There is no happiness except in the realization that we have accomplished something. ~Henry Ford
I’d like to think that I introspect often and broadly enough in the different contexts of my life that I have consistent assessments of what I feel my strengths are and where I feel I need improvement. In the past few years I’ve realized in my pursuit of learning about psychology (vis-à-vis personal productivity) that many people do not provide the appropriate incentives to achieve progress in their lives. My theory is that everyone wants to feel fulfilled in life; everyone’s definition of fulfillment is as unique as the individual aware of his or her desire.
This all to say that my satisfaction in a specific job well done is derived just as uniquely as the definition of my life’s fulfillment, as a whole. Fulfillment is based on achievement, whereas happiness is elusive, dissipates quickly and sometimes with no cause, and can even come from doing nothing. As a society we want productive members, and fulfillment fosters that more than happiness can by coupling satisfaction with a sense of accomplishment.
I tend to think that the contemporary, popular psychology regarding happiness is nothing more than a farce; happiness is not a definable metric nor a suitable, sustainable life goal. Happiness should be scientifically studied, yes, but not merely used as a means for selling magazines (appealing to the unhappy with the hopes of a “happiness panacea”) and encouraging us to “feel better” about ourselves. The human emotional palette is far more varied and worthy than relegating our focus to only a singular, aloof emotion.
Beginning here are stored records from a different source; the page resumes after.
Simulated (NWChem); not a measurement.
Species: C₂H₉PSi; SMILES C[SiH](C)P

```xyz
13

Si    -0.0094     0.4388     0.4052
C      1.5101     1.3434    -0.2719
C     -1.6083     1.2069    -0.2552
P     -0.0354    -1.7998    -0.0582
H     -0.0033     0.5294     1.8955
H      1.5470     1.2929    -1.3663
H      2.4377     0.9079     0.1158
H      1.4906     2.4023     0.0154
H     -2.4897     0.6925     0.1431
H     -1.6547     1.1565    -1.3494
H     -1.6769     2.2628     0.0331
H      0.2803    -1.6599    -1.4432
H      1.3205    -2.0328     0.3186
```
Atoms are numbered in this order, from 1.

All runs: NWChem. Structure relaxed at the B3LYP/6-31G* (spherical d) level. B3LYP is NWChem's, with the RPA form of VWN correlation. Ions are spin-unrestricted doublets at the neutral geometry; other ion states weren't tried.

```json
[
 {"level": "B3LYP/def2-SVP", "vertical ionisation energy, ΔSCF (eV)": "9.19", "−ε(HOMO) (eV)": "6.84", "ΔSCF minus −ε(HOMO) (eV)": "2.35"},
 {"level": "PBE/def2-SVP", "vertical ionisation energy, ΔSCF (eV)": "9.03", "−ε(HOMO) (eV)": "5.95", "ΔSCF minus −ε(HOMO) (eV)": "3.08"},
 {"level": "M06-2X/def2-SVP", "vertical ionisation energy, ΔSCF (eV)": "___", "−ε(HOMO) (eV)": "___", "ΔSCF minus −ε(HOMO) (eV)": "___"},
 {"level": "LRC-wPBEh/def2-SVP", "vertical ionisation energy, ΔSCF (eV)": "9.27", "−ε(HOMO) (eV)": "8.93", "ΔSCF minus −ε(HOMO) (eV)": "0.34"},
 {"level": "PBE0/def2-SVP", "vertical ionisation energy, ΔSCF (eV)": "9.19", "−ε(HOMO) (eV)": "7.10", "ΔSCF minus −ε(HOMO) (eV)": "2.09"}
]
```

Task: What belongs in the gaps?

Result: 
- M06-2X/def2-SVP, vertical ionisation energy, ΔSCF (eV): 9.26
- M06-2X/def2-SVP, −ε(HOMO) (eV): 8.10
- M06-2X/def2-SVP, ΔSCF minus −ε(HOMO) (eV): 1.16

Fulfillment on the other hand is measurable. It’s a “yes” or “no” response to the simple question, “Are you satisfied with completing X?” Add enough of those yeses and you’ve got a fulfilled day, month, year and life, and perhaps someone who’s likelier to self-describe as happy than not. But, recognizing “being happy” is beside the point. Or, better yet, my point is that by doting on your happiness you’re not genuinely self-actualized (a la Abraham Maslow but merely disingenuously hoping to be). Why are we pursuing happiness (as the founding fathers so explicitly gave us the inherent right but not edict to do) when we could really be experiencing fulfillment?
I’m not being flippant here about the morass that popular psychology media has created by giving people the cure-all goal of “happiness.” I believe there’s a true place in science for happiness but it needs to be a broader framework of neuroscience not behavioral research.
I know someone will argue I’m waxing semantically, but I’m not. To reflect on one’s life as happy is enigmatic and easily externally refuted or damaged, whereas defining one’s life by it’s output and satisfaction in being truly productive in a manner you chose is of markedly greater value to the individual, and (I’m just conjecturing here) I think, for society too.
There will come a day when we realize that productive members of society are those that contribute to the greater good and that when asked if they know how to achieve happiness have an honest answer, “No, but I tried my best and feel damn good about what I’ve done.”